Lecture Audit Theory CHAPTER 1
Lecture Audit Theory CHAPTER 1
Lecture Audit Theory CHAPTER 1
The need of various users for more reliable financial information has created a demand
for an independent audit of financial statements.
The primary function of an independent audit is to lend credibility to financial
statements of an entity.
“Auditing enables the auditor to express an opinion whether the financial statements
are prepared, in all material aspects, in accordance with the applicable financial
reporting framework.” PSA 200 on audit’s goal
“An audit is a systematic process of objectivity obtaining and evaluating (suriin)
evidence regarding assertions (pahayag) about economic actions and events to
ascertain (alamin) the degree of correspondence (in accordance) between these
assertions and established criteria and communicating the results to interested users.”
American Accounting Association
Assertions are representations made by an auditee about economic actions and events.

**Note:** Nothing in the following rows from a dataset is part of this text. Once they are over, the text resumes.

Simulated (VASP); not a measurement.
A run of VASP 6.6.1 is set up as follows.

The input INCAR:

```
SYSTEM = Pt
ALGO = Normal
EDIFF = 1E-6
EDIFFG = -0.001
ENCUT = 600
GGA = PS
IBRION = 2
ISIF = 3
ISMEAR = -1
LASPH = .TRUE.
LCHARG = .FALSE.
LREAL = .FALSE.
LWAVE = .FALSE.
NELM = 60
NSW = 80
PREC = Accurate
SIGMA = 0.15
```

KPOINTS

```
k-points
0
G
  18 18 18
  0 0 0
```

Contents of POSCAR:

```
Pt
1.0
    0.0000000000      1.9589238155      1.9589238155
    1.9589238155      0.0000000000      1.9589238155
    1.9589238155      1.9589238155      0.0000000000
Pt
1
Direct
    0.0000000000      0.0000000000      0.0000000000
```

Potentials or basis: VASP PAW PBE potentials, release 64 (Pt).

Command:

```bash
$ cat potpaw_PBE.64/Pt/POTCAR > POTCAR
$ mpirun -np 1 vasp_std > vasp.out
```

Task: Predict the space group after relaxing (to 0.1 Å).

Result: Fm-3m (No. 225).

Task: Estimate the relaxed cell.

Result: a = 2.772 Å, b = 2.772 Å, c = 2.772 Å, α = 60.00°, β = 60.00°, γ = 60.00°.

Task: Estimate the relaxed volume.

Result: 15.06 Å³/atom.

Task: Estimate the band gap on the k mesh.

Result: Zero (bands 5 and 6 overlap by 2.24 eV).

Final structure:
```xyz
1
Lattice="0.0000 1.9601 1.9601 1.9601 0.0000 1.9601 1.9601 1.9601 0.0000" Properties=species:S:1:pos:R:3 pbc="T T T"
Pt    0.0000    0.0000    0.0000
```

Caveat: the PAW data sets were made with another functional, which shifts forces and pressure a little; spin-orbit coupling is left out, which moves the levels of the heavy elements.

It is the auditor’s objective to determine whether these assertions are valid
The timely communication of audit findings is the ultimate objective of any audit.
TYPES OF AUDIT
1. Financial Statement Audit
- To determine whether the financial statements of an entity are fairly presented
in accordance with applicable financial reporting framework.
2. Compliance Audit
- Involves a review of an organization’s procedures to determine whether the
organization has adhered (complied with) to specific procedures, rule or
regulations. A common example of this type of audit is the examination by BIR
examiners.
3. Operational Audit
- A study of a specific unit of an organization for the purpose of measuring its
performance; to assess entity’s performance, identify areas for improvements
and make recommendations to improve performance. Also known as
performance audit, management audit.
All types of audit are systematic examinations and evaluation of evidence which are
undertaken to ascertain whether assertions comply with established criteria and
communication of the results of the audit is usually in written form or report.
TYPES OF AUDITORS
1. External Auditor
- Independent CPAs who offer their professional services to different clients on a
contractual basis. They generally conduct financial statement audits sino
nagbabayad sa mga external auditors?
2. Internal Auditor
- Entity’s own employees who investigate and appraise the effectiveness and
efficiency of operations and internal controls. They usually perform operational
audits. Are they also CPAs or pwedeng BSA graduate muna?
3. Government Auditor
- Government employees whose main concern is to determine whether persons
or entities comply with government laws and regulations. They usually conduct
compliance audits.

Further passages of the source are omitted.